I am a strong proponent of taking depositions in contested family law cases in North Carolina. They can help in many ways.
A deposition is type of discovery proceeding where a party or witness is required to answer questions before a court reporter while under an oath or affirmation to tell the truth. A deposition happens in one of the lawyer’s offices or at an agreed-on location. This kind of proceeding does not take place in the presence of a district court judge.
The frequency of depositions is different county-to-county. For example, they are very frequent in Wake County divorce cases. Lawyers in Wake County contested custody cases, equitable distribution, and alimony cases often take them. In Orange County, North Carolina, deposition is in family law cases are less frequent. Local practice has much to do with what and how discovery tools are implemented.
Why Take a Deposition?
There are several reasons to take a deposition in a contested divorce, alimony, postseparation support, equitable distribution, child custody or child support case.
- Getting evidence;
- Committing the witness to a certain version of events;
- Educating opposing counsel on case weaknesses;
- Educating a client on case weaknesses; and
- Assisting settlement.
It is important to ask questions and get answers in a particular way at the deposition. I find that being friendly and conversational with the witness is usually the best approach. It does no good to ask the hard questions at the beginning of the deposition because it will cause the witness to talk less, when the goal of the deposition is to have the witness talk more so everyone can understand the facts and opinions as the witness sees them.

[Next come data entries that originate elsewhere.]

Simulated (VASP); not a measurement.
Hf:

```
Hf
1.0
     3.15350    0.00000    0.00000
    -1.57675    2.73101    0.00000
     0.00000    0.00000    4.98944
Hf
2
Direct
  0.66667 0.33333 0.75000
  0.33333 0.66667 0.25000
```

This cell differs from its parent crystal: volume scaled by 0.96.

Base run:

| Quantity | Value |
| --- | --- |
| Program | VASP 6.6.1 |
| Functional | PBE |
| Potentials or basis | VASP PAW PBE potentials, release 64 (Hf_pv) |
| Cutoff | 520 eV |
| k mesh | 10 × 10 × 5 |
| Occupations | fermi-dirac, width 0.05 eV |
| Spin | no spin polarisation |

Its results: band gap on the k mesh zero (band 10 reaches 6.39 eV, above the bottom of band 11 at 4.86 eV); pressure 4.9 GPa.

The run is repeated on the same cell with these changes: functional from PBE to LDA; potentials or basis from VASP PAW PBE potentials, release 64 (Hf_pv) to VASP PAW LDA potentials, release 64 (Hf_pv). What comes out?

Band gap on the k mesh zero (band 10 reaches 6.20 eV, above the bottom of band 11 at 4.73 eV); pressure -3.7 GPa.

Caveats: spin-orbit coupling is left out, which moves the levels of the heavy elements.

I want to use a deposition to get evidence because, as tools go for lawyers, the deposition is the least-filtered way to get the information. For example, I sometimes send written questions (called interrogatories), but the party’s attorney has the ability to assist in the answering. I usually don’t want the attorney’s answers; I want the party’s answers.
Getting the evidence means that I am better prepared for the trial. We know what the witness is going to say and we can decide on what documents or other witnesses we would need to call at the hearing if we want to dispute what the witness will say in court.
Committing the witness to a certain version of events:
Since the proceeding is recorded and a transcript produced, if the party or witness testifies differently at the hearing or trial than at the deposition I can, and often do, point that out. That has the effect of reducing the credibility of the witness in the eyes of the court.
The depositions of parties is important because that is frequently the first time the opposing lawyer will get a sense of the party as a person and witness in court. Sometime lawyers discover that the other spouse is not quite the way our client has portrayed them. I need to know if the other party will make a good witness or bad witness.
The deposition can and does assist settlement of the case because of the forgoing factors. Sometimes I have settled cases at lunch breaks of depositions. It forces the lawyers and parties together and highlights the seriousness of the situation.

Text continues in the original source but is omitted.